Disability is not Ethnicity. It is not Gender. Disability is like fire- it doesn't discriminate. It is also an extremely uncomfortable topic for people to grapple and be confronted with. It's uncomfortable for me on a daily basis, and in the moment I made the choice to make Richard III disabled (heaven forbid), I revealed to my cast mates that I myself was disabled and we all had to deal with it. Live. In the room. For real. In that moment I was comfortable with that choice. The perception was that my castmates, and apparently the larger Omaha audience would not be. I get it. I don't have to like it but I get it. The African American experience, in this example, has more context because we've seen it. It has been explored, made visible, laughed at, dissected and disseminated. Disability does not have the same context.
When confronted with an African American or other ethnicity, one can look back to Africa or a specific, established culture for context. Disability has no specific culture. It does however, have a specific context. When confronted with Disability people see anxiety, struggle, birth and death. This is our greatest issue. This may be our greatest obstacle. It is also our greatest strength. As Disabled individuals, we have confronted death and beat it. Why would we not use theatre as a tool to fully explore and exploit this fact?

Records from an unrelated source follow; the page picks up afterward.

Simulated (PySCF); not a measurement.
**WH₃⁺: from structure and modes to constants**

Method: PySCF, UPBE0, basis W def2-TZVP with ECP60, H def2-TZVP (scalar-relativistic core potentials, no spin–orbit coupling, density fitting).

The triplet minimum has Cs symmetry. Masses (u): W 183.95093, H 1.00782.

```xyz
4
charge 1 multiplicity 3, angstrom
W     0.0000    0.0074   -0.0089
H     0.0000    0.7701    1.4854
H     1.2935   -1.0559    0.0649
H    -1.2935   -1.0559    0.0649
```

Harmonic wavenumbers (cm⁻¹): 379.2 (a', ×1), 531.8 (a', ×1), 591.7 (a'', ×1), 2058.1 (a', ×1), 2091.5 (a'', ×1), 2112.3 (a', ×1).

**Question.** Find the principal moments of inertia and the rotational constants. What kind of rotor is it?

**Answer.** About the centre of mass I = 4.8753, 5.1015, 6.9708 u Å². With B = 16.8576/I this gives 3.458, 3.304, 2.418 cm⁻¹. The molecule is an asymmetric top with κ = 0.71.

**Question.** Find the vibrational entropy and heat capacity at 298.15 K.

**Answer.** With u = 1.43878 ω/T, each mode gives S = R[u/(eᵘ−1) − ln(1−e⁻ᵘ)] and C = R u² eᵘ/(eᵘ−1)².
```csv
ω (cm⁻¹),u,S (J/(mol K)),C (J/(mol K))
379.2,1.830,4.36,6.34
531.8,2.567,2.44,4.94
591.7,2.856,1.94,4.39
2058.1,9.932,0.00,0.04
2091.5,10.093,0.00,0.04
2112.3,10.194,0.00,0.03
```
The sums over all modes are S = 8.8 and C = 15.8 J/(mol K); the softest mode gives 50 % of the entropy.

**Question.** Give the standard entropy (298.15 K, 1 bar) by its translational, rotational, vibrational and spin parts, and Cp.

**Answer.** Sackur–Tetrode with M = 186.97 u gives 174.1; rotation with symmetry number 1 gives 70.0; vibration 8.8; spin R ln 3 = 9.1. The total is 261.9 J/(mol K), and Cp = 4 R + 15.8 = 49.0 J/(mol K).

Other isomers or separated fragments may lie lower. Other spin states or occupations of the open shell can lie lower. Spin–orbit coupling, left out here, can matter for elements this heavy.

The late playwright, John Belluso said that, "to be disabled is to always be on stage." He was right. I am always negotiating a relationship to an audience whether it be walking to the store or performing Hamlet. How I choose to engage with that audience is entirely up to me.
The thing that is subversive about the Kilroys is that they are naming themselves. But they couldn't do that until they did the work. They wrote the plays. But it's more complicated than that. Even though they are women, they share the belief that they CAN and SHOULD write the plays. They probably grew up writing, most of them trained as playwrights, they've been writing for years. The reason there isn't a canon of plays written by disabled people about disabled themes, is...there just aren't many disabled playwrights.
People may ask, why Theatre? Why not film or televison? I have written and spoken about this in my essay for TCG's Diversity and Inclusion blog salon entitled, "We Will Make That History Visible."
I recently found this from Robert Cohen, University of California, Irvine in Theatre (9th Edition) and love it.
**For decades now, theatre has been thought of as an endangered species. Broadway was called a "Fabulous Invalid" as early as Moss Hart and George S. Kaufman's play of that name in 1938, and the advent of television has made the theater's predicament seem even more dire. The idea that theater risks extinction, however, is lunacy. Film and television have only increased the popularity of live theatre, in part by turning theatre actors- such as Jane Fonda, Sean Penn, Meryl Streep, Robert DeNiro, James Gandolfini, Dustin Hoffman, patrick Stewart and Denzel Washington- into worldwide celebreties.
Live theatre in America has never prospered as much as it does today. Despite the staggering recession that hit the United States in the fall of 2008, the Broadway theatre earned an all-time box-office record that entire season ($939 million in 2008-09), while attracting 12.15 million spectators, far more than all of New York's major league sports teams- the Mets, Jets, Nets, Knicks, Yankees, Giants, Rangers, and Islanders- combined. What's more, that season saw the highest proportion ever of theatergoers under the age of eighteen, and the largest number of new productions since 1983. And while the recession lowered the budgets of many of America's professional regional theatres that year (along with usually every other cultural and business
activity in the country), the number of these theatre companies grew to from 425 in 2007 to 488 in 2009. Nor has theatre yielded to film economically, as many mistakenly believe. Indeed, it's the other way around: The film Titanic broke the all-time worldwide box-office record by earning $1.8 billion, but the stage production of Phantom of the Opera (another disabled character!), had earned, at time of writing, $3.2 billion and that show is still running eight performances a week in ten cities around the world. Between 2002 and 2008 Broadway's box-office income rose a whopping 46.6 percent-compared to the increase in the nation's film-ticket income of a mere 5.6 percent. In both its popularity and its contribution to the national economy, therefore, Broadway (and by extension all American theatre) may be fabulous but it is certainly no invalid.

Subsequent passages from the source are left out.